The concepts are based on emerging multiple barrel, electronically controlled weapons technology that has gained the backing of the US Defence Advanced Research Projects Agency (DARPA). On 23 March, the agency announced $10.25 million multiyear funding for the technology to support the development of a combat rifle variant, and options to explore alternative applications such as a minefield clearance and a new type of ship-based close-in weapons systems.

Metal Storm says that the full list of options in the DARPA contract remain undisclosed. He says, however, that it is "highly possible" that the airborne gunnery system concept could attract DARPA funding in its own right.

Metal Storm was established in 1996. A partnering agreement with Science Applications International was sealed the following year as the focus for its development for military and civilian applications in the USA and Australia.

The company has repeatedly demonstrated rates of fire ranging between thousands to over 1 million rds/min over the past five years using prototype 9mm guns. The technology is based on fitting multiple rounds into a single barrel, with each round separated by propellant. The barrel itself is lined with capacitors linked to a computer-based weapons controller. When the computer sends a firing command to the barrel, the capacitor nearest the mouth discharges to ignite the propellant mass behind the first round, forcing it into flight.

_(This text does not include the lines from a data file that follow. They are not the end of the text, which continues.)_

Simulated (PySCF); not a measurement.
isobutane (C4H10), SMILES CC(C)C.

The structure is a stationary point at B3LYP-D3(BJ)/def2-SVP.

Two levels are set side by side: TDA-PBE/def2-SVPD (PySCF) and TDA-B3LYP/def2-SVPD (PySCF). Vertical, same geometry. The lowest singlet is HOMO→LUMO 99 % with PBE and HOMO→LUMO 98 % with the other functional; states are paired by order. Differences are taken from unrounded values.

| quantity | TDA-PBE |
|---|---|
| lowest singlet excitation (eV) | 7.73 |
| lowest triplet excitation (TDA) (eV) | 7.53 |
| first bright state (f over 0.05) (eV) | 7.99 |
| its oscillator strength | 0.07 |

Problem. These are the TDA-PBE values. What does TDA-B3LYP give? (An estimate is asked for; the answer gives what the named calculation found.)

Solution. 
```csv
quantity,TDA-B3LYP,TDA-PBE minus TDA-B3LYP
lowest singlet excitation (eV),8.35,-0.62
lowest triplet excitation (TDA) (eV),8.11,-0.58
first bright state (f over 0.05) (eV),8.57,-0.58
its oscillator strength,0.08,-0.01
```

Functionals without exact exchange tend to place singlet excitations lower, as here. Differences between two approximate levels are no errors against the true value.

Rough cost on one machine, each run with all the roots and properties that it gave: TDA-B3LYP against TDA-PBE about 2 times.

The overpressure caused by the charge detonating expands the second round to prevent sympathetic detonations of further charges held in the barrel. The computer controller then initiates the firing sequence for the second charge in the barrel, with the process repeated for each round. Because the charges are electrically detonated, the time between the ignition of each charge can be programmed to rates of millionths of a second. Other than the projectile, there are no moving parts in the weapon to slow the rate of fire.

By linking large numbers of barrels together, the potential rates of fire can be dramatically increased, giving the ability to fire a wall of projectiles against unitary and wide area targets with an unprecedented level of control.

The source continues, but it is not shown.